Smart data augmentation with generative models

Use GANs and other generative models to develop better data augmentation techniques for computer vision models.

Start date: October 2016
Category: Applied Research
Contact point: Ellick Chan -

Problem description

Current methods of data augmentation usually involve simple transformations like translations, rotations and scaling. These produce highly correlated outputs and are thus a weak form of data augmentation. An alternative would be to learn the latent manifold on which the input data lies, and sample realistic pictures (and their labels) from this manifold. This could be achieved by using an auxiliary network trained to perform data augmentation in a plausible way (similar to the process of generative adversarial networks [1]), or by using non-learned transformations such as “liquid resizing” and “content-aware fill”, with the resulting images being filtered by a “critic” network trying to determine if the result is still plausible or not.

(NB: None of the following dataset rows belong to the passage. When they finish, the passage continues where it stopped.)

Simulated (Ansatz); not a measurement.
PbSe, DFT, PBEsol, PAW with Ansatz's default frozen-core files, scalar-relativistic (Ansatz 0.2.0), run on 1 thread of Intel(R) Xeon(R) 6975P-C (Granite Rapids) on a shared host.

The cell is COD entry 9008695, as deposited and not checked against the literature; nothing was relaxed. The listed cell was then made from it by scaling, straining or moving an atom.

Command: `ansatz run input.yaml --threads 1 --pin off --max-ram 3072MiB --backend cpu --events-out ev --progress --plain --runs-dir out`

This has the potential to provide better regularization for computer vision model, as well as making it possible to train models using less labeled data, since the generative networks or critic networks may be trained in a completely unsupervised manner.

Why this problem matters

Data augmentation is universally used in computer vision models. Improving it by a significant factor (at a reasonable computational cost) would result in broad adoption and significant gains across the entire field.

How to measure success

Success on this problem would translate to two important results:

  • Achieving baseline performance on an image classification (or detection, or segmentation) dataset using significantly less data.
  • Achieving higher performance with the same data, via better regularization.

Your goal should thus be to demonstrate any of these two results on a benchmark dataset such as ImageNet or MS COCO.


  • ImageNet - large-scale classification.
  • OpenImages - large-scale classification.
  • MS COCO - smaller scale classification, detection, segmentation.
  • CIFAR10 - small scale classification.